Keyboard shortcuts

Press or to navigate between chapters

Press S or / to search in the book

Press ? to show this help

Press Esc to hide this help

Dynamic Jobs: Iterative Workflows with spawn_jobs

This tutorial teaches you how to build a torc workflow whose iteration count is decided at runtime — for example a numerical refinement that keeps going until it converges. The shape can't be expressed as a static DAG, so torc gives you one primitive to extend the workflow as it runs: spawn_jobs.

Learning Objectives

By the end of this tutorial, you will:

  • Recognize when a static DAG can't express your workflow
  • Write a lightweight orchestrator job that adds the next iteration at runtime
  • Build a converging loop and watch it stop on its own
  • Run multiple independent iterations concurrently in one workflow
  • Know how to cap a runaway loop

Prerequisites

The Problem a Static DAG Can't Express

Most torc workflows are a fixed DAG declared up front: "run these N jobs in this order." That works when the work is known.
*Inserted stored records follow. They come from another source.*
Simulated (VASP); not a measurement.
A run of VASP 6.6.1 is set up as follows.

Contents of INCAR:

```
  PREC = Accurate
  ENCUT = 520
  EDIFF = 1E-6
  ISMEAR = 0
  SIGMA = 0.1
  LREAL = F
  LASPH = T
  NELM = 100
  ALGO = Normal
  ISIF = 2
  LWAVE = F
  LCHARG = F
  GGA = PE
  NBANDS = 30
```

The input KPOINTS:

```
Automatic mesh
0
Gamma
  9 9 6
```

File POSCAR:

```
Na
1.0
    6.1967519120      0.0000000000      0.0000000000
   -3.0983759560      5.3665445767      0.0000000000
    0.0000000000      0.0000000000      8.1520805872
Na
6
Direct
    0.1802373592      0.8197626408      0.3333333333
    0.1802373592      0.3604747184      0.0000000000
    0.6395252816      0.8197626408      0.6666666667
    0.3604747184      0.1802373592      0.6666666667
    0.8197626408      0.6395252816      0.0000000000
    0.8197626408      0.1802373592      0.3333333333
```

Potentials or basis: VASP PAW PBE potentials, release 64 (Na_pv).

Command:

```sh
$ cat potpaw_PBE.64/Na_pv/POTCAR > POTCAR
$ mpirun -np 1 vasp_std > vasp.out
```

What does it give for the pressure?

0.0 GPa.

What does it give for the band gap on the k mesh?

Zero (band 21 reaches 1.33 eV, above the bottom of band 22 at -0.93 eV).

Suppose you have a simulation that:

  • Refines its estimate each iteration
  • Converges when the change between iterations drops below a tolerance
  • Might take 3 iterations or 30 — it depends on the data

Three iterations of (worker → check → worker) you could write by hand. Thirty you can't, because you don't know it's thirty until you've already started.

A Naive Workaround That Doesn't Work

Pre-allocate the maximum and cancel the rest. Declare 30 worker jobs in a chain and have the converging iteration cancel the remaining 27.

This is wasteful (the unused jobs still occupy slots in the dependency graph), fragile (cancellation has to live in your scripts), and pushes discovery into user code. For 10 concurrent runs of this pattern you'd be staring at 300 jobs that mostly won't run, and a debugging story that gets worse with every retry.

There's a better primitive.

The Spawn Pattern

A lightweight orchestrator job does three things:

  1. Inspects the previous iteration's output (cheap — just reads a file or a small user_data record)
  2. Calls spawn_jobs to add the next worker plus a continuation of itself, both blocked on this orchestrator
  3. Exits 0

The torc runner completes the orchestrator on exit (the normal path). The spawned jobs were inserted blocked with an implicit dependency edge on the calling orchestrator, so the unblock cascade promotes them as soon as the orchestrator becomes terminal. The next orchestrator generation then does the same thing. Convergence is "spawn nothing." When the orchestrator decides it's done, it calls spawn_jobs with jobs=[] (optionally with a final state payload) and exits. With no further jobs in the queue, the workflow finishes naturally.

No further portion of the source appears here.